Choosing the recipe and gathering the ingredients

Many different recipes for cake exists, and the same can be said for models in data-science. The advantage is twofold: Firstly we can choose our recipe based on available ingredients. Secondly we have a choice in complexity ranging from classic models from statistics to the most complex deep-learning methods. Given the improvements made in recent years regarding availability and ease of use of the latter we’re often tempted to go for one of these, but if your client is hungry you might be better of starting with a more basic cake.

Your cake ingredients are your data: when you try to put everything ready it turns out the eggs you have are rotten (bad data quality), and some key ingredients are simply missing. In an ideal situation all necessary ingredients can be found at your local (data)warehouse, but most of the times you’ll have to shop around a bit. You shouldn’t limit yourself to data already available within the company but rather broaden your horizon with data from web API’s, open data, or in some cases even buying external data.

Combining and stirring the ingredients

Throwing every ingredient in a bowl and just hoping for the best outcome generally does not result in tasty cake. In many data-science projects combining the data is the most time-consuming part, most of all if the data originates from a wide array of sources. A difficult choice we have to make is the granularity on which we want to analyse the data.

Take for example a study towards health and illness in a big population: For each citizen you know how many days they were ill every year – so you don’t know which days of the year, only the yearly total – and your task is to determine as many significant predictors of illness. We can write this as granularity 

citizen X year
 (or vice versa), and this would imply every row in our dataset should correspond with one person in one particular year. Now one of your other datasets contains air pollution levels per region (let’s say a region is some specific geographical area, so not just a postal code or city name), but these measurements are only done biyearly (
region X 2-years

How do we join these datasets? First let’s take a look at the periodic variable: We could either create a 

region X 2-years
 dataset by averaging days of illness over two years, or, we could use interpolation on the pollution dataset, so for the years where no measurements took place we estimate the level of pollution based on the measurements of the previous and next year.

In this case I would argue for the latter solution as a reduction of the information in the target variable (days of illness) will be more harmful to our predictive power than adding a bit of noise on one of the predictors. Be tentative however when you apply such an interpolation or another way to estimate the missing data points. If for example the level of pollution over time follows a very irregular pattern the estimation might be way of. The pollution is now converted to granularity 

region X year
, but we still can’t join it with the illness data directly because that data does not contain a region-variable. What we do have for every citizen during each year is their address. Using a process called geocoding the address can be converted to coordinates (i.e. longitude/latitude).
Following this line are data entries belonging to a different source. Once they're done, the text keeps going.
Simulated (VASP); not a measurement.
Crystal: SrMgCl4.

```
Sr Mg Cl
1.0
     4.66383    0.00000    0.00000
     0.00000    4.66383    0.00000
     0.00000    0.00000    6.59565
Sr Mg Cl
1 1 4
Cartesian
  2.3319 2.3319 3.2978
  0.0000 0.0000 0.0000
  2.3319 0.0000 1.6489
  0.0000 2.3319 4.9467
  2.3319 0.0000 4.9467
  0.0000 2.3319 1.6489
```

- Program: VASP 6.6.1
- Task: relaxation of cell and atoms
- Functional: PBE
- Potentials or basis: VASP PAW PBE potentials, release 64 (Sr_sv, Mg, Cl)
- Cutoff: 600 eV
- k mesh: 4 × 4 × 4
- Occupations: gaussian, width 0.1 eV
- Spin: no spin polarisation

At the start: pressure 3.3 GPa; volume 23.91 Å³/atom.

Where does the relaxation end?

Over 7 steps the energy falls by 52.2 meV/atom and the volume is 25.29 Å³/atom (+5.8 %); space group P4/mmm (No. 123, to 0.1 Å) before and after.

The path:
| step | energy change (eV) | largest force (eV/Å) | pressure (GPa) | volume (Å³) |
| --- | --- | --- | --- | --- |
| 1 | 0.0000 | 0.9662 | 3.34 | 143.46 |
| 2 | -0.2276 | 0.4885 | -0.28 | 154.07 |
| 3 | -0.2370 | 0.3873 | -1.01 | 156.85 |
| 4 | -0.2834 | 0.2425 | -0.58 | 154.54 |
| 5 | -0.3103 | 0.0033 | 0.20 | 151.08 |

For each of the regions in the pollution dataset we have a polygon so it’s possible to assign each of the coordinates (and therefore citizens homes) to one of the regions by calculating in which polygon the coordinate lies, and therefore we can now enrich the illness dataset with the level of air pollution. This is just one example to show how combining multiple datasets is often a little bit less straightforward than just joining tables in a database.

The actual baking

Baking your cake – or calculating/running your data-science model – is seen as the core of the process, but is also often the easiest part. What outsiders see as the magic the data-scientist is capable of performing is in practice not more than running a few lines of code; assuming all previous steps were followed thoroughly of course. One of the few things that can go wrong is keeping your cake in the oven for too long. With that I mean overfitting of course. In some cases – depending on the amount of data and the complexity of the model – you can take the baking analogy quite literally as it might seriously heat up your CPU or GPU.

Presenting the result

Even though the cake is now out of the oven we’re far from finished. The cake needs frosting, decorations, and what else you can put on a cake to make it more attractive as you will have to sell your data-science cake to a client whose appetite still needs a boost. Whatever came out of R, Python, or any other brand of oven has meaning to the data-scientist but not as much to the client. The following picture gives an example of an undecorated cake versus a decorated cake.

On the left is R output of a rather simple model: a generalised linear regression with two continuous predictors, one categorical predictor and some first order interaction effects. On the right you see the frosting applied to a cake in the form of a spider.

This is an intuitive way to present which variables contribute most in a predictive model; the width of the legs corresponds with an appropriate effect size or statistical significance; hovering over one of the predictors reveals a bar chart showing average levels of the target variable as function of different levels of that predictor (the image you see here is not interactive however).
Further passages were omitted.